I am finding in this foreign land of grief that occasionally I turn a corner and find a familiar thing, as if transplanted here. It is somehow out of place, like a bright red postbox on a Latin American street, but an equally welcome sight. I stumbled across just such a thing yesterday.
I spent some hours in tearful prayer in the peaceful oasis of Douai Abbey in Woolhampton. With me I took a Bible and a brand new bound notebook. However, when I opened the notebook, I found a familiar verse printed at the bottom of the first page. It stood there, like a bright red pillar box on a foreign street - a reminder of a more familiar home. This verse had been there when I set out years ago to work with the Belgian Evangelical Mission. When I arrived in the Ardennes to lead a team for the mission, the team accommodation had been stripped bare of every item of furnishing except for ....this verse framed above the fireplace. When Fiona and I got married, the minister handed us a Bible at the altar as a gift. On the flyleaf he had written...this verse. On the morning I moved to my new church here in Newbury, the last thing I read before my Bible was packed was ...this verse:
" Be strong and courageous! Fort the Lord your God is with you wherever you go" Joshua 1 v.9
To read this was to remember that this foreign land is foreign only to me. I am no further out of reach here than I was in that other country.

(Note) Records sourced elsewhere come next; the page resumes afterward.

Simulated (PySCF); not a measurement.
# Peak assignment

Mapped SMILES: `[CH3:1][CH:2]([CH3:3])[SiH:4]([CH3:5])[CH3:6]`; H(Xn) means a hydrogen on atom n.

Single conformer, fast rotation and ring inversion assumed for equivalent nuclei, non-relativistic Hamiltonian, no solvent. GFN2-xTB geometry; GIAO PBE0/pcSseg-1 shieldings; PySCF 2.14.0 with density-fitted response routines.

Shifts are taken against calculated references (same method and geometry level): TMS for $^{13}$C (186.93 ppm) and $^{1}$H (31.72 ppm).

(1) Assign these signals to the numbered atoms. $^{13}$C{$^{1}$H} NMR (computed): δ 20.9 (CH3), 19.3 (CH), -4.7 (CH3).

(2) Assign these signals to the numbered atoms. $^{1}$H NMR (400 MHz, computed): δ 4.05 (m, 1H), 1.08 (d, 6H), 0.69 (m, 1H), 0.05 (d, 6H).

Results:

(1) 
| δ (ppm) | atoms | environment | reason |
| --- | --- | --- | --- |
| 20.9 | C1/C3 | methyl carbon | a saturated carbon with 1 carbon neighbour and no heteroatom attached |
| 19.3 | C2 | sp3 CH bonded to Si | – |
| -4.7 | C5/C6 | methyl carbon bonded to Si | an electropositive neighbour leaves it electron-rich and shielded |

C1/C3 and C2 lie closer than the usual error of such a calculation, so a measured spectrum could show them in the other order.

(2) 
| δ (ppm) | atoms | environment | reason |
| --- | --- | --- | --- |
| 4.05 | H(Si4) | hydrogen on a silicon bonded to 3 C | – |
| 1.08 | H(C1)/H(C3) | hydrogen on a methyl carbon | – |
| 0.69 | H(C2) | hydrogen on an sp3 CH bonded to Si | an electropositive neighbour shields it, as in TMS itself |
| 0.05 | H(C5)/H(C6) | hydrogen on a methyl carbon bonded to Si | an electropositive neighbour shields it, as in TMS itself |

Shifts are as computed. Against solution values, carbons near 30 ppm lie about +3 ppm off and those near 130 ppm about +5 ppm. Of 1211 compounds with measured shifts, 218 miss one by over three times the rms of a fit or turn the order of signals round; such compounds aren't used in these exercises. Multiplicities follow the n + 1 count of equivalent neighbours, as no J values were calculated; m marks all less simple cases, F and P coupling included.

Years ago, some friends of mine were stranded in the far North of Sweden and needing some help. I spoke to a friend in a global mission agency, who spoke to a friend in the Evangelical Alliance who spoke to a friend in the Swedish Evangelical Alliance, who spoke to the pastor of the local church, who was dispatched to visit. Far away was near at hand, it seemed.
This land of grief is disorientating and unfamiliar in so many ways - but it is not out of reach. It has post-boxes too, which means that I can always send a card.